Researchers from Columbia University wanted to see if there was an association between regular exercise and violence-related behaviors.
"Violence in neighborhoods spans the entire length of this country and disproportionately affects the poor and racial and ethnic minorities. It results in significant losses to victims, perpetrators, families and communities and costs our country billions of dollars," lead researcher Dr. Noe D. Romo, primary care research fellow in community health in the Department of Child and Adolescent Health at Columbia University, New York, said in a news release.
"There is a need for innovative methods to identify potential interventions to address this issue and lessen the burden it is having on our society," he added.
The survey included questions on how often students exercise, how many sit-ups they did and the time of their longest run in the past four weeks and if they were part of an organized sports team in the past year.
Researchers also asked students if they had carried a weapon in the past 30 days or if they were in a physical fight or in a gang in the past year.
Nearly three-fourths of the survey respondents were Hispanic and 19 percent were black. Researchers noted that 56 percent of respondents were female.
The study revealed that females who reported doing regular exercise were significantly less likely to be involved in violence-related behaviors.
Specifically, girls who exercised more than 10 days in the last month, did more than 20 sit-ups in the past four months or participated in team sports in the past year were significantly less likely to be in a gang.
Girls were less likely to carry a weapon if they did more than 20 sit-ups in the past four weeks, ran more than 20 minutes the last time they ran and participated in team sports.
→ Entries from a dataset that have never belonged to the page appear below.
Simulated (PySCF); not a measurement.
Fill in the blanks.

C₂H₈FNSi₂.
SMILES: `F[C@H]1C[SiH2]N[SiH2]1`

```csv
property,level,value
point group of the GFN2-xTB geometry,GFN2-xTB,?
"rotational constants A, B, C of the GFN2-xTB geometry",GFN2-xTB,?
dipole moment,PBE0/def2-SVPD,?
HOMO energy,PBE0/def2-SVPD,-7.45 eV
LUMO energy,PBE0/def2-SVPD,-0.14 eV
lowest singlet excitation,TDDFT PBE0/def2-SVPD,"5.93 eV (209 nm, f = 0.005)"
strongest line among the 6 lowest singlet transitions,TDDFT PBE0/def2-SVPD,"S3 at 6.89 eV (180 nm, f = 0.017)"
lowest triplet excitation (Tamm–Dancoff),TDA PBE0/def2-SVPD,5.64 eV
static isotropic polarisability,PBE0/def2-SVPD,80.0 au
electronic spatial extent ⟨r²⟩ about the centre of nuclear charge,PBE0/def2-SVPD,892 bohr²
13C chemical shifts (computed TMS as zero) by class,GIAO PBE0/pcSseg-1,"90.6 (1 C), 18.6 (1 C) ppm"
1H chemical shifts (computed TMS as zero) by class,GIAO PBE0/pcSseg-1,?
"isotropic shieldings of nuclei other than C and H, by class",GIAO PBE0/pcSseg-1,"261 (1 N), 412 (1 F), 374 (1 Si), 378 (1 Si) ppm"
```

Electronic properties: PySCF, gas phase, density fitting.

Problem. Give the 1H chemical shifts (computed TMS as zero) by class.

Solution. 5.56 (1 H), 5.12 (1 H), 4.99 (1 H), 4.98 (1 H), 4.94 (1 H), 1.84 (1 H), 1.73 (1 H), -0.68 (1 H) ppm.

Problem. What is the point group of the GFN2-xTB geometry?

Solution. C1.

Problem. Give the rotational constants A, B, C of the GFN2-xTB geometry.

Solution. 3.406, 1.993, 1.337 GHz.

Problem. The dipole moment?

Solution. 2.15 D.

Researchers noted that in males, none of the measures of exercise was associated with a decrease in violence-related behaviors.
"This study is only a start," said Romo, who also is at Columbia's Mailman School of Public Health. "It suggests a potential relationship between regular exercise and decreased involvement in violent behavior."
"Further studies are needed to confirm this association and to evaluate whether exercise interventions in inner-city neighborhoods can decrease youths' involvement in violence-related behavior," he added.